Today's post is an update of a chart we originally featured back on 5 January 2011. It speaks for itself.
In the chart, we're measuring the strength of all the post World War II recession recoveries as measured from the very bottom of payroll jobs lost. The last time we featured it, the recovery from the 2007 recession was just barely the worst ever.
And today, it is definitively the worst recession jobs recovery ever.
Worst. Recession. Jobs. Recovery. Ever.
But we found a bright spot! For one select group of Americans, June 2012 represented the best month ever since the total employment level of the U.S. economy peaked in November 2007, just before the so-called "Great Recession" officially began!
Even better, the gain in jobs for this group was enough to increase their numbers in the U.S. workforce to levels not seen since September 2009, just three months after the so-called "Great Recession" officially ended!
Who is this mysterious select group of Americans who prospered while so many others suffered? Are they the evil 1%?
Let's make that the evil 3.2%. The brightest spot in the June 2012 jobs report is represented by U.S. teens, who saw their numbers among the 142,415,000 Americans counted as being employed jump upward by 140,000, increasing to 4,528,000, or 3.2% of the entire U.S. workforce:
The last time there were more teens with jobs in the U.S. was September 2009, when 4,641,000 people between the ages of 16 and 19 were counted as being employed. Oh, and every month before that going back to March 1965.

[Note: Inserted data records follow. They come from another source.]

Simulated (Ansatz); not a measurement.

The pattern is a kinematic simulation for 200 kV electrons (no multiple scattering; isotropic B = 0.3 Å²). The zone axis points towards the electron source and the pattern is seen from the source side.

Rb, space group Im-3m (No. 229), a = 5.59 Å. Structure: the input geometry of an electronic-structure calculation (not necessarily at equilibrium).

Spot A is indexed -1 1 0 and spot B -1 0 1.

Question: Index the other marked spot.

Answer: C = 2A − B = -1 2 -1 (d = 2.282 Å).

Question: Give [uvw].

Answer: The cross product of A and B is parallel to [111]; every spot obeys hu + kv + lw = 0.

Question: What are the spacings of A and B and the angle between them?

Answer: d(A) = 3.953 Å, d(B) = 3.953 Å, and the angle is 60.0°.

So why are teens making out so well in this first month of summer while everyone else, well, isn't? The Daily Kos reports from 5 May 2012:
President Obama's Summer Jobs+ program, which is lining up commitments from the private sector and from government to create summer jobs and internships for young people, has announced commitments for 90,000 paying jobs, up from the 70,000 previously announced in January, with many more unpaid internships and mentorships (which absolutely must be strictly overseen so that kids aren't just used as free labor without gaining skills or prospects; unpaid work of any kind is a poor enough substitute for paid work without being directly exploitative).
You don't suppose those commitments to hire teens are taking money and resources away from those companies being able to hire others at this time, do you?